Both Republicans and Democrats are complaining about Nancy Pelosi again, which can only mean that everything’s going exactly as she’s planned.
Pelosi’s critics have been predicting the end of her tenure as leader of the House Democrats since it began. And yet she remains the most competent wrangler of congressional votes on either side of the aisle or the Capitol dome. On the Senate side, Chuck Schumer’s task is a lower level of difficulty. GOP leaders Sen. Mitch McConnell and House Speaker Paul D. Ryan, on the other hand, struggle with insurrections and a mercurial president that leave them unable to capitalize on the power they compromised themselves for.
Meanwhile, Pelosi soldiers on. It’s telling that she’s often mocked for her stiffness because what people should be scared of is her spine.
She was underestimated and scapegoated even before she ascended to speaker in 2007: Republicans raised her as a campaign issue starting in 2006. Democrats gave her until the 2010 midterms before going public with the same set of criticisms you hear today: She’s too liberal, too uninspiring, too easy a target.
Rather suddenly, the talented legislator — whose deft party discipline pushed the Affordable Care Act over the finish line months before — was the boogeywoman for anyone who needed one. Blue Dog Democrats running in conservative districts even used money raised by Pelosi by run ads distancing themselves from her. For her part, Pelosi seemed to take these back-talking Benedict Arnolds in stride: “They know their districts,” she told a reporter at the time. “They are great communicators, very eloquent communicators to their own constituents.”
Not quite so eloquent as all that, it turned out. The moderate Democrats who denounced Pelosi as too progressive — call them Conservatives Lite — mostly lost in races where Republicans had a conservative extreme option, a.k.a. the tea party. After the “great shellacking” of 2010 came a dribble of handwringing think pieces about whether Pelosi was really the best person to represent the party, occasionally enhanced by an actual candidate or member of Congress offering thoughts on the need for change. There were vague gestures toward a more centrist direction. Meanwhile, Pelosi soldiered on.
Trump’s election did not sharpen these criticisms of Pelosi — give them any policy direction, for instance — it only made them louder. And I imagine they will have about the same effect after November.
I’m not a fan of the maxim that if one is angering “both sides,” you must be doing something right. I think it’s more likely that if you’re angering both sides, you might be doing something right … or you might just be a woman. Pelosi is a woman who is also doing something right.
I won’t rehash the myriad ways that criticism of Pelosi, from the left and right, gets bent through the lens of gender. Democrats are probably not wrong to think that a younger white man with more conservative views would wind up being more popular, nationally, than Pelosi ever could be — but at what cost?

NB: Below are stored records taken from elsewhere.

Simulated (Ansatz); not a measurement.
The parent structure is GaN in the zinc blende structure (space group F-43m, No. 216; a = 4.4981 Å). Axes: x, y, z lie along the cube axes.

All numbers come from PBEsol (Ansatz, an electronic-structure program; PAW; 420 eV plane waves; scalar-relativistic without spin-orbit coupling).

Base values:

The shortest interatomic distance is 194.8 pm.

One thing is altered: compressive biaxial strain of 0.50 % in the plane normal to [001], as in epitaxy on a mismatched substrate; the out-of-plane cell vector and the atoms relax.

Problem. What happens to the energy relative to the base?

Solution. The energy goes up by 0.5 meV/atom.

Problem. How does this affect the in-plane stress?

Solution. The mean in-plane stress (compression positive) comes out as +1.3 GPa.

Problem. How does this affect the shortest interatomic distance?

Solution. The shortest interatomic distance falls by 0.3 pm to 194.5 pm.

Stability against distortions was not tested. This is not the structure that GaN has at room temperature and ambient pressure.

First of all, as Conor Lamb’s Pennsylvania victory showed, it is still useful to see some daylight between a candidate and the party leader. Republicans are figuring this out somewhat belatedly. It has actually enabled the Democrats to preserve more ideological diversity than they are given credit for. (Certainly they offer more than the Trumpian monoculture.) Ironically, it’s that very diversity that leads to the perennial pundit speculation that her job is in danger.
For all this supposed infighting, however, there is no Democratic version of the Freedom Caucus. When Pelosi battles with her caucus, it is with a multiplicity of carpers; rarely are they able to wield the kind of disproportionate sway that’s left the supposed super-wonk Speaker Ryan at the mercy of junior congressmen and Trump acolytes.
The best arguments for and against Pelosi amount to the same thing: She’s a hack. She tolerates disingenuous votes and showy rebellions as long as she can shepherd along whatever legislative maneuver is at hand. She doesn’t care about displays of ideological consistency. Her leadership walks a fine line between consensus and stagnation. She is, in other words, a hack in the tradition of Tip O’Neill, John Boehner and Richard Gephardt.
But at least her party can still be run by a hack. The Republican establishment’s willingness to move further and further to the right to placate its loudest voices has given McConnell and Ryan ungovernable majorities. Indeed, Republicans prize Pelosi so much as a villain because she’s one of the few things that unite them.
In the end, Nancy Pelosi isn’t unpopular because of policy positions. She’s unpopular because she’s “Nancy Pelosi,” a character — or caricature — for those who want to declare they are not her. She knows this and is happy to let those who need to make this argument make it — all the better for growing the caucus that she still so skillfully controls. She’s a straw man … with an iron fist.